The effects of mother tongue and family language environment are not statistically significant (Table A.1). This is understandable, since children of immigrants in our study sample finished all their formal education within the Canadian educational system, and should not have had difficulties with the host-country language. It should be noted that many immigrants who came to Canada since the 1970s spok neither English nor French. Although the language difficulty may affect these immigrants' economic performance, the non-English/French family environment had no direct impact on their children's university educational attainment.

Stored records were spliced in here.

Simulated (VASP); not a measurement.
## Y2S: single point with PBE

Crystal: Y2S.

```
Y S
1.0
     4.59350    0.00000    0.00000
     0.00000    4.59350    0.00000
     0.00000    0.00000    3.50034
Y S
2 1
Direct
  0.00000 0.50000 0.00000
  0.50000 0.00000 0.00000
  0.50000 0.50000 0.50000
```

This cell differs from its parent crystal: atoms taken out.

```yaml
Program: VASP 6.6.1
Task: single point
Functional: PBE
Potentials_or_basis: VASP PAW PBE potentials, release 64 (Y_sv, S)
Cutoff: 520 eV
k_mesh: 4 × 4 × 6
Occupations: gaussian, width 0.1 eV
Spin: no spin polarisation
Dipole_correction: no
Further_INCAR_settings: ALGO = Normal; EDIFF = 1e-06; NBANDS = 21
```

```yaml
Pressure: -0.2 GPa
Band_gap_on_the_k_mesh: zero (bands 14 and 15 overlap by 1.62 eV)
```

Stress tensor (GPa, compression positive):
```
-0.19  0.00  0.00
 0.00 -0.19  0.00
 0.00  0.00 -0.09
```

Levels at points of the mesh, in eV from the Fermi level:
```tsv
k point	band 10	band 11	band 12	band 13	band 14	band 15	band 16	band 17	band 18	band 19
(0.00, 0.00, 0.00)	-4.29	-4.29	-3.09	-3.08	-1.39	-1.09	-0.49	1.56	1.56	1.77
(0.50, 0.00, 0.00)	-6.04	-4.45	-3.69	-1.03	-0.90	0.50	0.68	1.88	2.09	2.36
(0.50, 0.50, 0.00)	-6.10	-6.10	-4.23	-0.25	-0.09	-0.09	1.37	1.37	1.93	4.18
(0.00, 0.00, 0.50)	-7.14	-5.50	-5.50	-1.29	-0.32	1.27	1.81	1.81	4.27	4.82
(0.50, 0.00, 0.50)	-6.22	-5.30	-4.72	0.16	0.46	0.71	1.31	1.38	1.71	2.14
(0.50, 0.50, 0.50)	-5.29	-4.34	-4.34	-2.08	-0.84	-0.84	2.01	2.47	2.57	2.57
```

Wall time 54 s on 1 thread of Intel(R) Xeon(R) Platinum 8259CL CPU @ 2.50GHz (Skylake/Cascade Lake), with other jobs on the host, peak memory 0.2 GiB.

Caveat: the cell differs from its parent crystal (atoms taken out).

Table 5 summarizes group differences in the effects of the major explanatory variables based on separate analysis for non-Western and Western source region groups in Tables A.2 and A.3. Table A.2 shows models separately for non-Western and Western source region groups as well as for children of Canadian-born parents while Table A.3 presents each model separately for five large source region/country groups—China, India, the Caribbean, the United Kingdom and Italy. This allows us to determine the extent to which the predictors are more important for some national origin groups and not for others. In order to show whether the different effects of some explanatory variables across groups are statistically significant, Table A.4 provides the T values for the difference in model parameters for different groups.
As Table 5 shows, males of Caribbean origin are less likely to attain a university degree than their female counterparts. The female advantage is also noted for the Chinese and the Italians, with a 7- to 15-percentage-point difference with their male counterparts. The reverse is observed among those from India (not statistically significant), where 67.0% of males versus 63.5% of females are predicted to obtain a university degree.
The influence of the father's education matters more for Western country origin groups than for youth with non-Western origins. The greatest predicted percentage difference was observed among the Italians, with 30.2% obtaining a university degree for those whose fathers have less than a high school education. This rises to 70.2% for those whose fathers have a university education. Father's university education also makes a large difference for youth of immigrant parents from India, the Caribbean and the United Kingdom. Regardless of whether Chinese fathers only had a high school or a university education, there was little difference in the percentage of those who obtained a degree—69.3% and 77.3%, respectively. Mothers' education makes a large difference for university attainment among youth of immigrant parents from the United Kingdom, and to a lesser extent, from China. The effect of mothers' education is not significant or consistent for youth of immigrant parents from the Caribbean, India and Italy.
Family language environment shows different effects for the non-Western and Western origin groups, with minority-language retention showing to be not beneficial for Western origin groups. Almost 73% of the Chinese youth who retained their native language during childhood attained a university degree in comparison with 55% of those who spoke only either English or French with their parents. This pattern also holds for youth of immigrant parents from India.